President Trump’s decision to pardon two United States’ servicemen and restore the rank of another has effectively undermined the United States’ military judicial system. The three United States’ service members were accused of war crimes for killing civilians or prisoners hors de combat, a legal term meaning ‘outside’ of combat. Major Mathew L. Golsteyn killed and burned the body of a suspected Taliban bombmaker that was scheduled for trial in February. Lieutenant Clint Lorance issued an order for his platoon to open fire on civilians riding motorcycles who, according to the testimony of his platoon, posed no direct threat. Former Chief Petty Officer Edward Gallagher was demoted for posing for a photograph with the dead body of an Islamic State detainee. The decision to pardon Golsteyn and Lorance and restore the rank of Gallagher has greater implications for international law.

In a press briefing, the White House press secretary stated the president “is ultimately responsible for ensuring that the law is enforced and when appropriate, that mercy is granted.” There is no denying that the president has the authority to pardon individuals of their crimes; however, what is more important is the broader implications of these pardons. The White House recalled President Trump’s statement, “when our soldiers have to fight for our country, I want to give them the confidence to fight.” However, the military officers, had no justification for their wrongdoings because they were not operating within a combat zone, nor were their actions in line with United States security interests.
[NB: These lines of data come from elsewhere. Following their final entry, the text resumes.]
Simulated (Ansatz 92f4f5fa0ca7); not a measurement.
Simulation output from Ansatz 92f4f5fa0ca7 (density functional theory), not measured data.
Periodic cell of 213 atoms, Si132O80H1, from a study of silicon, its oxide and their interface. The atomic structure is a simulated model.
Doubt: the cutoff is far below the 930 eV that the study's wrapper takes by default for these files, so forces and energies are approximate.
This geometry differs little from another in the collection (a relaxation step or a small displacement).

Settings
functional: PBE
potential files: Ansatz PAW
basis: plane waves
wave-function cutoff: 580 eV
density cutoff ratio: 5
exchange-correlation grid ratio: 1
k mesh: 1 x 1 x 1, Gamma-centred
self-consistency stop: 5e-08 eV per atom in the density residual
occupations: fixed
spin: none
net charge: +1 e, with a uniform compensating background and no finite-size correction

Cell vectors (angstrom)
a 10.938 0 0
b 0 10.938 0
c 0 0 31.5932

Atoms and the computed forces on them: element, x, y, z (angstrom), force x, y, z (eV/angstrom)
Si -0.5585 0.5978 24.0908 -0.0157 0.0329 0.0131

The 1949 Geneva Convention, which the United States has signed but not ratified, directly prohibits the killing of civilians and prisoners of war. However, these prohibitions are largely considered to be part of customary international humanitarian law. In 1987 Theodor Meron, a presiding judge of the Appeals Chambers of the International Criminal Tribunal for Rwanda writing for the American Journal of International Law, pointed out that the 1949 Geneva Convention is binding on more states than the UN Charter. Additionally, war crimes are explicitly forbidden in the United States military under the War Crimes Act of 1996, which directly recognizes war crimes to be understood by the definition provided in the 1949 Geneva Convention. This means that the United States would not have to ratify the 1949 Geneva Convention for United States service members to be held responsible for the acts recognized internationally as illegal.

President Trump’s decision to issue these pardons openly invites international courts, such as the International Criminal Court (ICC), to try these servicemen under international criminal law. In the cases of Major Golsteyn and Lieutenant Lorance, the crimes occurred in the territory of Afghanistan, a state party to the ICC meaning the conduct falls within the court’s jurisdiction. The ICC’s jurisdiction is limited in that it cannot try individuals if the offenders are already being charged in domestic courts. However, if the investigation or case is not being tried seriously, the ICC has legal jurisdiction to try these individuals. There could be a substantial legal argument made that the clemency given to these individuals constitutes the case to be tried under the ICC’s jurisdiction.

No United States service member has been charged for war crimes under international law by an international court, partly because of the United States’ perception of the court as illegitimate and United States’ reservations over the extent of the court’s jurisdiction. This can be observed from the court’s most recent decision on April 12, 2019, not to try the United States for war crimes committed in Afghanistan based on the fact that the prevalent actors and authorities likely would not cooperate. Furthermore, in April 2019 the United States revoked the visa of Fatou Bensouda, the prosecutor for the ICC and Secretary of State Mike Pompeo threatened to revoke visas of those in connection to the court’s investigation in Afghanistan and even threatened economic sanctions against the court. The pardons send a message to service members of other states, that the decision to use force does not need to be sidelined by concerns surrounding war crimes and international humanitarian law.

Humanitarian laws are only as strong as their reciprocal nature bears, meaning that states are bound equally to their obligations under international law. States comply with international humanitarian law due to the expectation of reciprocity, among other things. If the United States absolves itself from these obligations, they are sending an open invitation to other states to allow their service members to commit war crimes, endure the judiciary systems of domestic or military courts, and then eventually pardon them of these crimes. Further, the April 12 decision by the ICC suggest that states can choose to consent to the court’s jurisdiction. This is a further invitation for war crimes to be committed by other members of armed forces. This would directly put United States service members under a security risk abroad, whether they be prisoners of war or injured soldiers no longer taking an active part in hostilities. Further, it could put United States citizens abroad, who may be providing administrative support to United States foreign policy and who are also taking no active part in hostilities at risk of being injured by opposition forces. The implications of this decision undermine the prohibition of war crimes, making armed conflict increasingly dangerous for civilians and soldiers everywhere.